A fresh, handmade deli sandwich with lots of mustard.
a work that has meaning to you?
Likufanele by Zero 7. It's a Zulu word that means "It suits you." I have it tattooed on my arm.
where in your life can you do less?
I could honestly work less, which is currently a work in progress!
what brings you joy + pleasure?
Sunshine, conversations with my sister, spring water, mandarins, and being surrounded by black women/femmes.
how did your upbringing shape your work and present outlook?
I was raised in a conservative household where I intuitively picked up messages that sex was bad, my body isn’t mine, sensuality is dangerous. My younger self didn’t have the freedom to explore those aspects of myself.
Religion and patriarchal messages were stifling; my parents were adamant about me not being a “fast girl” because they knew what happened to those women - culturally the shame that could get placed upon me and how damaging that could be.
However, protection can be safe keeping as well as and imprisonment. The walls that were built up around me disconnected me from my body. I learned that I didn’t have agency or autonomy.
Even now, I still struggle with old stories that sometimes make themselves heard when I least expect it.
well-being and wellness
where in your wellness journey are you challenged and growing?

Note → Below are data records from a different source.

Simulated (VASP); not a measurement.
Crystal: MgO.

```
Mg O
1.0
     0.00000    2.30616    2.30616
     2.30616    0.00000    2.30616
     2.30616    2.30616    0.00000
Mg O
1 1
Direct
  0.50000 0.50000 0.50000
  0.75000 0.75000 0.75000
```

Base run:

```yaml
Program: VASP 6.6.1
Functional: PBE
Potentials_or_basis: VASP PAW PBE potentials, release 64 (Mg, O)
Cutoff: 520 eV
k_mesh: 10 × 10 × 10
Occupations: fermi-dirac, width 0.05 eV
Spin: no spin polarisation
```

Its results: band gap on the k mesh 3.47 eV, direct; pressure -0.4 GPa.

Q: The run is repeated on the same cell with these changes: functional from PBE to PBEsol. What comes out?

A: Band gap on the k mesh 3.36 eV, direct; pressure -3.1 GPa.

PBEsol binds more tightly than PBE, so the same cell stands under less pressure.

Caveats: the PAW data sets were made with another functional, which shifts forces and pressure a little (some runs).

I’m not always confident, and regularly experience self doubt. Imposter Syndrome has a daily presence in my life. I’d love support and space holding around this as I grow through it. I bristle when i'm called an expert or guru… I have insecurities and doubts of my own: am I the right person to do this work? Is someone out there better equipped to serve those who come to me?
I have to remember that no one knows everything, and the wisdom I share is unique. My gifts, my journey, the years I’ve put in to my own healing and in to my practice of helping others heal — this is what I have to offer. As I step in to a role as a leader, business woman, and teacher, it is with lots of excitement and possibility but still the old voices of doubt creep in. I’d like to get more proficient at listening but not believing or letting these slow me down.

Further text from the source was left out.